Marden Quarry - Whitley Bay
10 minutes walk from Whitley Bay town centre is Marden Quarry Park – with mature woodland and limestone grassland. It offers an unusual landscape, as virtually the only exposure of magnesium limestone north of the River Tyne.
It is a local nature reserve too, with a large wildfowl lake supporting breeding birds such as the mute swan, mallard, moorhen, coot, tufted duck and seasonal migrating birds.
The quarry park celebrated its 40th anniversary in November 2017.
Richardson Dees – Wallsend
Wallsend Parks are a group of three public parks, close to Wallsend town centre.
They form a resource for wildlife and people in three unique, connected green spaces over 16 hectares in size.
The grounds are adjacent to the Green which was the site of the original Wallsend village in medieval times. In the 19c two large houses stood to the north of the Green; Wallsend Hall and The Red House which both had substantial ornamental gardens now incorporated into the park.
To the south east of the site was the 'C' Pit, an extension of Wallsend Colliery, which was closed in 1854.
Wallsend Parks is made up of:
Wallsend Civic Hall Grounds – a quiet parkland with formal walks and points of historical interest, dating back as far as 1790
Prince Road Arboretum – an open grassland area, sloping down to a natural burn with a mixture of open spaces and beautiful views
Richardson Dees Park – a Victorian park dating from 1900, incorporating formal planting with a wide range of facilities:
multi-age play area
tennis and basketball courts
multi-use games area
lakeside and woodland walks
sculpture story trail
Rising Sun Countryside Park
The Rising Sun Country Park is now a site in Benton that once housed one of the world’s largest coal mines. It has been transformed into a 400 acre natural green oasis. The Park is a site of Nature Conservation Interest (SNCI) and the lake is designated as a Local Nature Reserve (LNR).

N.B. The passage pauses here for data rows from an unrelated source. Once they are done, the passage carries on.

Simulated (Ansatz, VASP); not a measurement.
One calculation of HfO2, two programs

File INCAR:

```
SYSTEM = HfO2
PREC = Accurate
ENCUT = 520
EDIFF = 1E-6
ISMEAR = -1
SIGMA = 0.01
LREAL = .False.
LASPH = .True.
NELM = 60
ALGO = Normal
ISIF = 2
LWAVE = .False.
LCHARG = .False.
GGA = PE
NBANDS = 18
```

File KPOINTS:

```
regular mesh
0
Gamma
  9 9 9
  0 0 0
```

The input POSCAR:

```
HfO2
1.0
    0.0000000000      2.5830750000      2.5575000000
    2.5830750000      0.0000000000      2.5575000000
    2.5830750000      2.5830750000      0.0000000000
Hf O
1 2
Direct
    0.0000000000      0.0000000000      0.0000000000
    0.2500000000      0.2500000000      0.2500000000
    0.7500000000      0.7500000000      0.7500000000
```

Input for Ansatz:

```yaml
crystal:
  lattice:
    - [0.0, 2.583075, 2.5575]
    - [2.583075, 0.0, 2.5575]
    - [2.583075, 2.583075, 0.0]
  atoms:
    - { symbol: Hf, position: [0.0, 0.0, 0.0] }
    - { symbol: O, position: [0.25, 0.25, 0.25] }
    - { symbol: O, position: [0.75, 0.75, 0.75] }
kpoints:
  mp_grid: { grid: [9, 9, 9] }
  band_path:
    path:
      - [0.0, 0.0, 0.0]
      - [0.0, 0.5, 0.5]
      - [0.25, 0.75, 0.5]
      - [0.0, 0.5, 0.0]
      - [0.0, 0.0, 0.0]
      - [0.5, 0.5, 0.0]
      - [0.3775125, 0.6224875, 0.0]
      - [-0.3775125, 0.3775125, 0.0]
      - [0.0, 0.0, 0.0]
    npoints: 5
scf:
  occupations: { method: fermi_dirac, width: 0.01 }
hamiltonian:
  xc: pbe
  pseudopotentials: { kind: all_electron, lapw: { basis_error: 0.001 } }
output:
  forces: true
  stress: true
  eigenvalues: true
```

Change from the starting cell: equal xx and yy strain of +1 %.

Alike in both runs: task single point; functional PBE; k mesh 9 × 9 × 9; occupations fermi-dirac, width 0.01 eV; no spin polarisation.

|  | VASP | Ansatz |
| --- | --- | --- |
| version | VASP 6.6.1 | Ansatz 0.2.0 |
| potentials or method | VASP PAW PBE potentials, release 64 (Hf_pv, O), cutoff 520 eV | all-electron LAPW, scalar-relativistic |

The Rising Sun Country Park is a green oasis of 162 hectares, set in the heart of North Tyneside.
Boasting a nature reserve with ponds, woodlands and extensive grasslands; a farm and Countryside Centre, the site is a haven for wildlife and an ideal place to relax and enjoy the great outdoors.
A quarry of some sort has been here since Roman times and it is said that when the quarry came into full production in the 1800s – the age of the industrial revolution – the sandstone was used to help build some of Newcastle’s famous buildings.
The unfenced quarry became worked out and filled up with water in the 1930s, with the exception of an island known by locals as ‘Froggy Island’ – suggesting it was a haven for frogs.
In the 1960s, the council of the time used the quarry for disposal of building rubble and the quarry basin was filled in. Lime, sycamore and horse chestnut trees surrounded the quarry and it was fenced off. The land inside was basically grassy scrubland and a local farmer used it to feed his goats.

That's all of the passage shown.